It is needless to say that there is a big gulf between men's cricket and the women's game in terms of exposure, media coverage, people's interest and to be honest, quality of play. Despite the honest efforts of the ICC and the broadcasters, women's cricket still today hardly gets substantial coverage. So, while the men's rhetoric generally goes: 'We are here to win the title or you can't take any team lightly in the T20 format'; the women cannot afford to assert anything past: 'We are here to serve notice and thereby develop the women's game'.
And that was the overriding theme of a pre-tournament 'joint press conference' for the women's team of Bangladesh, West Indies, Sri Lanka and Ireland at a city hotel yesterday.
“Women's cricket isn't professional at all in Ireland. We aren't paid for training or anything. We are either full-time employees or full-time students,” said Isobel Joyce, the 30-year-old Ireland captain, who also has a sister in the side while brother Ed Joyce – much more renowned than the sisters -- plays in the men's team.
Joyce is happy to get whatever exposure they can get here so that people back home do realise they are representing the nation and people worldwide take notice. “We don't get huge exposure in Ireland, be it men's cricket or women's, so I guess the exposure we will get here will be more than what we get back home,” Joyce said with a witty smile.

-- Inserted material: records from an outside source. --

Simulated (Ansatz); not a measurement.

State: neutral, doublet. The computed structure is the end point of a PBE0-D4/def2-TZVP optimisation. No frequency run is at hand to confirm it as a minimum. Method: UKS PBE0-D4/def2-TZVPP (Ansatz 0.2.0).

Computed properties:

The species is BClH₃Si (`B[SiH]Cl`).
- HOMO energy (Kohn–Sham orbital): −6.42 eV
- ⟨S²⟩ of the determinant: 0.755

None of these four teams are being considered to challenge for the title. While West Indies are aiming at a maiden final appearance, hosts Bangladesh and Sri Lanka concede they will be more than happy if they reach the last four.
“We are willing to give the country something good and our target is to reach the semifinal stage,” said Bangladesh skipper Salma Khatun.
The 10 women's teams may have different targets for the World Cup, but their ultimate agenda remains the same -- to garner recognition and support.